Regulation of lending
Banking monopoly rules. There is a fairly strict banking monopoly law limiting lender activities in Serbia. However, there are methods of lending available to foreign lenders.
Regulatory distinction between loans and credits. Serbian law distinguishes between the credit agreement (ugovor o kreditu) and the loan agreement (ugovor o zajmu). A credit is a banking transaction. Only a bank licensed by the National Bank of Serbia may provide a credit. A loan is a civil law transaction. Any natural or legal person may provide a loan, without the need for any licence. However, loans may only be carried out on an ad hoc basis and not as the entity’s main business activity.
Loans and credits by foreign lenders. Foreign lenders may grant a loan or a credit to a Serbian legal entity, but not to an individual. There are no restrictions on this activity if the loan or credit is granted from outside Serbia. A foreign lender intending to engage in credit transactions from within Serbia must set up a local subsidiary and obtain a licence from the National Bank of Serbia.
Loans by a Serbian legal entity. No Serbian legal entity may grant a loan to a non-resident. There are certain narrow exceptions to this, but these are generally not relevant to commercial transactions.
Usury laws. The Law on Obligations contains usury provisions. It purports to prohibit excessively high interest rates and states that a special law should be enacted to set a cap on interest rates. No special law has ever been enacted. However, the courts are still able to attack excessively high interest rates by applying the general legal principle on equality of mutual consideration, contained in the Law on Obligations. A contract would be deemed void if a person gains an unfair and manifestly disproportionate advantage for itself or for a third party by exploiting the state of need or severe material hardship of another person or that person’s dependence or lack of experience. Theoretically, this provision also applies to commercial relations. In practice, however, courts rarely interfere with an interest rate agreed between two commercial parties.
Other regulatory issues.
Consents. All cross-border loans and credits and security arrangements must be registered with the National Bank of Serbia as a condition to drawdown. The minimum repayment period for a loan or credit taken by a Serbian resident from a foreign lender is 12 months plus one day from the drawdown. No foreign lender may make any loan or credit to a Serbian natural person in Serbia.
Security. A Serbian legal entity may not grant security to a foreign lender for a loan taken by a foreign resident (including its parent) (subject to certain narrow exceptions of no general relevance). There is otherwise no restriction on a foreign lender holding the benefit of security created by a Serbian entity over assets in Serbia in relation to its own debt.
Regulatory. The Serbian supervisory regime relating to banking activities is detailed and covers:
- capital adequacy;
- control of ownership and management, including notification requirements;
- foreign exchange risk;
- large exposures;
- liquidity; and
- money laundering.
Tax issues
This section provides a general overview of withholding tax issues in Serbian lending transactions.
Withholding taxes.
On interest. Interest paid to a foreign lender by a Serbian borrower is subject to a withholding tax at the rate of 20%, unless otherwise stipulated by a double tax treaty between Serbia and the country of the foreign lender.
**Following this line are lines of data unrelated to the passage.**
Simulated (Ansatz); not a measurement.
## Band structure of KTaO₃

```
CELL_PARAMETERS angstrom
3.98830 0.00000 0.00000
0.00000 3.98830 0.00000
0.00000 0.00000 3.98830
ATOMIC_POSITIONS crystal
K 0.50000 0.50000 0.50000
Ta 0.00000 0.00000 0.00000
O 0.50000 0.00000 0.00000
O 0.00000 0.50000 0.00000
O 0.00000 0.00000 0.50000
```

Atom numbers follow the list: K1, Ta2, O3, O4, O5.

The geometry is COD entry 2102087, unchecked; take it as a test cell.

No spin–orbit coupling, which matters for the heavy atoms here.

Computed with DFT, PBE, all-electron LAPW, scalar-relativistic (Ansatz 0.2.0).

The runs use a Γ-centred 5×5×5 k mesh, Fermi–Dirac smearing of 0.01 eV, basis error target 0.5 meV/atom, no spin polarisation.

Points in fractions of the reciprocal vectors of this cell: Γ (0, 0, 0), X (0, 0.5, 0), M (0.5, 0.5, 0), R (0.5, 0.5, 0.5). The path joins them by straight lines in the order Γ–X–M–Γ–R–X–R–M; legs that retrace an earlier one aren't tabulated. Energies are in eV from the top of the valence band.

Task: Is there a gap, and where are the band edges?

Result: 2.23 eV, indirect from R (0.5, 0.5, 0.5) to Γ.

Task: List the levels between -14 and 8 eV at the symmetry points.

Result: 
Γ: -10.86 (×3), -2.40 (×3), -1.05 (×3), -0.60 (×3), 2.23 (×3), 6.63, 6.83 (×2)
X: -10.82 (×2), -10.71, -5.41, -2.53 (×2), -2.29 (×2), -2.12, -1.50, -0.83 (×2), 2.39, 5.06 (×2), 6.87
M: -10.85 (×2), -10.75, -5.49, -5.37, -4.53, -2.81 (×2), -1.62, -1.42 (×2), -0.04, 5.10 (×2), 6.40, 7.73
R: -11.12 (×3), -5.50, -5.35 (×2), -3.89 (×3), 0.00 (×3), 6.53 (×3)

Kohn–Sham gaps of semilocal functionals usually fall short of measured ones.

On interest on intra-group loans. Interest on intra-group loans is subject to a withholding tax at the rate of 20% for payments to foreign members of the group. Serbian companies which receive interest will have that income taxed at 10% under corporate income tax rules. Rules on transfer pricing and thin capitalisation will also apply. There are no exemptions on intra-group lending available.
On dividends. Dividends received by a non-resident legal entity from a Serbian legal entity are subject to a withholding tax at the rate of 20%, unless otherwise stipulated by a double tax treaty.
Dividends received by a non-resident natural person from a Serbian legal entity are subject to 10% withholding tax, unless otherwise stipulated by a double tax treaty.
On liquidation proceeds. Liquidation proceeds (on a voluntary liquidation or winding up) are taxed as capital gains, at the rate of 20%, unless otherwise stipulated by a double tax treaty.
On guarantee and letter of credit fees. A company may pay guarantee or LC (letter of credit) fees to a non-resident without triggering a withholding or similar tax.
On payments under a guarantee. A guarantor may pay out under a guarantee to a foreign beneficiary without triggering a withholding or similar tax.
Stamp duty. No stamp duty, documentary tax or notarial fee is payable on the execution of the credit loan agreement or on enforcement of a credit or loan agreement or a guarantee (apart from court administrative fees payable in enforcement proceedings).
Exchange controls
All cross-border loan and credit agreements and their security arrangements must be registered with the National Bank of Serbia as a condition to drawdown. There are some foreign exchange restrictions. These include a minimum repayment period of 12 months plus one day from drawdown for a loan or credit taken by a Serbian resident from a foreign lender.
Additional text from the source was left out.